Sarasota County School Board Member Eric Robinson recently paid a visit to campus, giving a talk during a meeting of the Young Republican Club. The conversation entailed details about Robinson’s position on the school board, issues like curriculum that the school board addresses, as well as the political side of the county’s education system.
A former Sarasota County Republican Party chairman, Robinson has been a member of the school board for about 15 months, visiting the Pine View campus on several occasions during this time. During his presentation, Robinson mainly discussed his position as a member of the school board, and what that means in terms of helping schools in Sarasota County. “The kids enjoyed listening to all the anecdotes he had to share,” math teacher Wayne Robertson, sponsor of the Young Republicans, said.
“It was very interesting to find out what happens behind the scenes,” ninth-grader Alexiya Mikerina said concerning Robinson as a guest speaker. Robinson had previously spoken to the club last year before his presentation on Feb. 15.
Additionally, Robinson touched on the upcoming referendum, “Whenever you have young people who want to get involved, or anyone who wants to get involved, I want to be there and ask them questions and encourage them to get involved. So one of the things we talked about was getting them to come out and walk door to door for the referendum, to get more of those dollars to Pine View.”
The referendum, which has been in place since 2002, yields $55 million dollars to be distributed amongst the schools in Sarasota County. This money provides 30 minutes of extra teaching, programs designed to reduce gaps in academic achievement among students of differing socioeconomic and racial backgrounds, and supplies extra funds to hire new art teachers. Robinson also donated $500 dollars, his daily salary, to the club to continue spreading its message.

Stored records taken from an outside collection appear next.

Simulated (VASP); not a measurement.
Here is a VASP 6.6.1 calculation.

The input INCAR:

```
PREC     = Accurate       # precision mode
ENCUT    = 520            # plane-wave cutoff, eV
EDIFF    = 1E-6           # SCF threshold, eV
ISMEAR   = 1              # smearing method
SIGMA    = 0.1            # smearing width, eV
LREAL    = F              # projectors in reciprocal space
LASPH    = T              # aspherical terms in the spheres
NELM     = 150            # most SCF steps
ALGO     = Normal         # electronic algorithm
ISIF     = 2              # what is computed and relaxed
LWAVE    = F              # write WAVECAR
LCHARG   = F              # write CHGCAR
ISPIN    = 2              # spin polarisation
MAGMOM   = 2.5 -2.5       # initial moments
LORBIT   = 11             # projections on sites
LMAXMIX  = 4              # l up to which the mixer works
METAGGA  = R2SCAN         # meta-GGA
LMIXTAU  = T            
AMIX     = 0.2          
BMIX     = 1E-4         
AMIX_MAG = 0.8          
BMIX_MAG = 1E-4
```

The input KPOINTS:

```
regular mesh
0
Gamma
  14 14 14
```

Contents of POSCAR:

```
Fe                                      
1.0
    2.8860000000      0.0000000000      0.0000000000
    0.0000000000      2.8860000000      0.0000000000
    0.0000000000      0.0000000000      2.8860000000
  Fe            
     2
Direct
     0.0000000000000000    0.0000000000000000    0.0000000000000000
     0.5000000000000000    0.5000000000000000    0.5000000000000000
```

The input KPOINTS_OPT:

Although Robinson will most likely not be coming back to speak to the club until next year, planned guest speakers for the coming months who spoke the previous year include Mike Moran and Charlie Heinz.
“He wasn’t necessarily talking about specific views or topics, but just giving them a better idea of how they can get involved even now as a young person and moving on through their careers,” Robertson said. “When you read the newspaper sometimes it is hard to to tell what’s real, what’s fake, but this way he’s able to share not just what has happened, but what is happening right now.”